The Big Issue: You have made your first Panorama episode on Isis brides. Did you have to change your style of presenting for BBC One?
Stacey Dooley: Not really. Certainly with Panorama it’s much more about getting the facts out. Perhaps there’s less opinion and emotion from me. I said to them, I don’t want to turn into a sanitised, straight current affairs war reporter because that’s not what I am. They’ve obviously asked me to do it because they wanted it to have a bit of me in it I suppose. I’ve watched Panoramafor a long time, but I think they’ll be the first to say they struggle with the younger audience, so it was a nice collaboration.
Where did you go in Syria?
We were in two camps, essentially detention camps for European and British women who have left their countries to pledge allegiance to Isis. Irrespective of what you think of these women – and I do believe some of them are a threat – I cannot believe we’re in a situation where some of these kids have been taken from Europe by their parent and there’s no sense of urgency to bring them home. They’re kids. They’ve been brought to a warzone and left to rot. Even if you don’t think from a human level it’s the right thing to do, from a security perspective, if you leave them there for months, years, they’re going to become the next generation that believes in Jihad. It’s painfully predictable.
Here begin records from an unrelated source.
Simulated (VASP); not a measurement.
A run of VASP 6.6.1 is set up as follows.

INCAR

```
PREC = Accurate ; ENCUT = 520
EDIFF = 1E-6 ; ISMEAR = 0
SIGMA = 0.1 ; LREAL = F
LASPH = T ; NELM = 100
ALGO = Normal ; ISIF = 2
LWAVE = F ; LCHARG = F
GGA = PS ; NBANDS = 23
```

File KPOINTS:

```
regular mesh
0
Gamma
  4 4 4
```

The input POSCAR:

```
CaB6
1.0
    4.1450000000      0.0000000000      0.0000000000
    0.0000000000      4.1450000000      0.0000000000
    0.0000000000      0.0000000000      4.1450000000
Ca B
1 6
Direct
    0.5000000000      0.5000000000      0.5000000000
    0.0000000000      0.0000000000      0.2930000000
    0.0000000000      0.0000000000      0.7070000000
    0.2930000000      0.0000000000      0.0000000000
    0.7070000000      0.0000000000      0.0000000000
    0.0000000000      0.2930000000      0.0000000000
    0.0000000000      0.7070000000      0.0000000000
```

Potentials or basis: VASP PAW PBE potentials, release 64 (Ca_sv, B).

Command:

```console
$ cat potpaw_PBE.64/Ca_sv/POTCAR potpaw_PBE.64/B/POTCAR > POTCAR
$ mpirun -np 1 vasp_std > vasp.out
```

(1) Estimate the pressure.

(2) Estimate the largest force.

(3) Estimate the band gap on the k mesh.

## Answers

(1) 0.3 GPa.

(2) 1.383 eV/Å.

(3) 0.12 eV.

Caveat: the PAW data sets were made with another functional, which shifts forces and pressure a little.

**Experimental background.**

Is it your job to draw a conclusion on a subject or present the information to the audience and let them decide?
I’ve learned actually, never go in with preconceived ideas because life is so crazy and people are so unpredictable, nothing is ever what it seems. We just want to encourage discussion. I’ve never been under the illusion that I can change the landscape, I’m holier than thou. It’s about taking on really important issues and saying, what do you think?